Jack Baruth addresses the ongoing cultural defenestration of Richard Stallman:
The idea of truly free software given to the world for humanitarian purposes would not exist without Stallman. He was the only person who ever had the thought. Which means it is more radical than calculus, heavier-than-air flight, the theory of relativity, or the atomic bomb. It took someone with Stallman’s particular blend of Promethean IQ and mentally handicapped social skills to push it all the way to reality. You live in Richard Stallman’s world, whether you like it or not. He has had more influence on how we communicate in 2019 than any other single human being currently living. Any sane society would consider him a national treasure of greater importance than Fort Knox, to be cherished and protected accordingly.
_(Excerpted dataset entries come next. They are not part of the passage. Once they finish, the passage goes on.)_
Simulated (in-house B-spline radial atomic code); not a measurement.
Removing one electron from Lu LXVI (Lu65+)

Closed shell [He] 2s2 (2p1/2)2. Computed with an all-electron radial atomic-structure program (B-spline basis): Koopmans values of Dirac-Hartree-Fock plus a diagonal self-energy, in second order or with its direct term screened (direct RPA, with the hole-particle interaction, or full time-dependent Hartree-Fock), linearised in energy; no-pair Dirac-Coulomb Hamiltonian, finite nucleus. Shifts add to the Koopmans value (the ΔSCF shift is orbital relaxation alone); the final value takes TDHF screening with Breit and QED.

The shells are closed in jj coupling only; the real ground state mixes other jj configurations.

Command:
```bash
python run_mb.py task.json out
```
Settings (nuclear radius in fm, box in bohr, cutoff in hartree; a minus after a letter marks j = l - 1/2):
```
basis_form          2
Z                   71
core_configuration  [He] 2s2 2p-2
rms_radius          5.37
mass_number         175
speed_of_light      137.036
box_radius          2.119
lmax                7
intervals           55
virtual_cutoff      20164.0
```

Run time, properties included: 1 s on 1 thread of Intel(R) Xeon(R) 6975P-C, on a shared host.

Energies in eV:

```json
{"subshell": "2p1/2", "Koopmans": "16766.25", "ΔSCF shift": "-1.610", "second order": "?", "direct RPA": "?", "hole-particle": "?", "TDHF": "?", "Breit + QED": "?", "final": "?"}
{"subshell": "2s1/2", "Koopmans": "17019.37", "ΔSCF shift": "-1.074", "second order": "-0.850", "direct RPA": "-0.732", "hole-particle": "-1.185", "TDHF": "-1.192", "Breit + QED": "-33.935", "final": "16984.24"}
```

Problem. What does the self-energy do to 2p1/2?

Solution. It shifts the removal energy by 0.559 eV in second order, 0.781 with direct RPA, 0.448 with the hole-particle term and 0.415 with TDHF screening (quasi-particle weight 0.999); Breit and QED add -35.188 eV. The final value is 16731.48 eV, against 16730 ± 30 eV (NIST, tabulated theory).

Naturally, our society has decided to crucify him. A young woman with an axe to grind has instigated a lynch mob through an astoundingly ill-conceived and illogical bit of emotionally dependent rhetoric:
There are so many things wrong with what Richard Stallman said I hardly know where to begin…
She totally can’t even!
There is nothing I have seen a man in tech do that a woman could not. What’s more, the woman would probably be less egotistical and more team-oriented about it.
This is how you know the author is a mental child. Any of us “could do” many things. I could have written any song, novel, or movie screenplay that has appeared between 1982 and now. Except I didn’t. The Egyptians could have invented the airplane and the laser and the K-cup coffee maker, but they didn’t. Only children deal in potential. Adults deal in reality.
Also, I hate to tell her this, and its embarrassing that I should be the one to lecture an MIT graduate on this, but teams are for normies, for neurotypicals, for trash people who can’t retain multiple levels of variable dereferencing in their heads while coding. Teams do not accomplish, and have never accomplished, anything of genuine intellectual value.
The history of scientific progress is a history of individuals. Yes, you need a “team” to actually assemble the atomic bomb or the Intel Itanium or a commercial software product. You don’t need a team to conceive it and do the mental heavy lifting. The effective IQ of a team is the same as the lowest IQ in the team; the productivity of the team is a minor percentage of the productivity you could get from its smartest member working alone. Every once in a while you will see one brilliant person be inspired by another brilliant person in the near vicinity. This happens once for every hundred million times a “team” crushes the abilities of its members.
Richard Stallman is, by all normal human standards, a complete lunatic. He also happens to be a genuine genius. And more to the point, by every sane human standard, Richard Stallman has done nothing wrong. While I think his postulations concerning possible defenses of Marvin Minsky’s alleged behavior are both a) incorrect and b) irrelevant, there is nothing remotely questionable or surprising about his formulating and expressing them.
Can you even imagine Richard Stallman being courted and corrupted by Jeffrey Epstein? That not only stretches the bounds of credibility, it’s got the potential to be a hilarious comedy sketch.
Epstein: Hey, Richard, do you like to party? I know some nice girls who would like to meet you.
Stallman: I would not be happy at a party. Especially not if it’s raining. You have a big face. Do you have a parrot?
Epstein: Um, no….
Stallman: Go away! Go away now!
But this isn’t a comedy sketch, it is today’s ugly reality.
On September 16, 2019, Richard M. Stallman, founder and president of the Free Software Foundation, resigned as president and from its board of directors.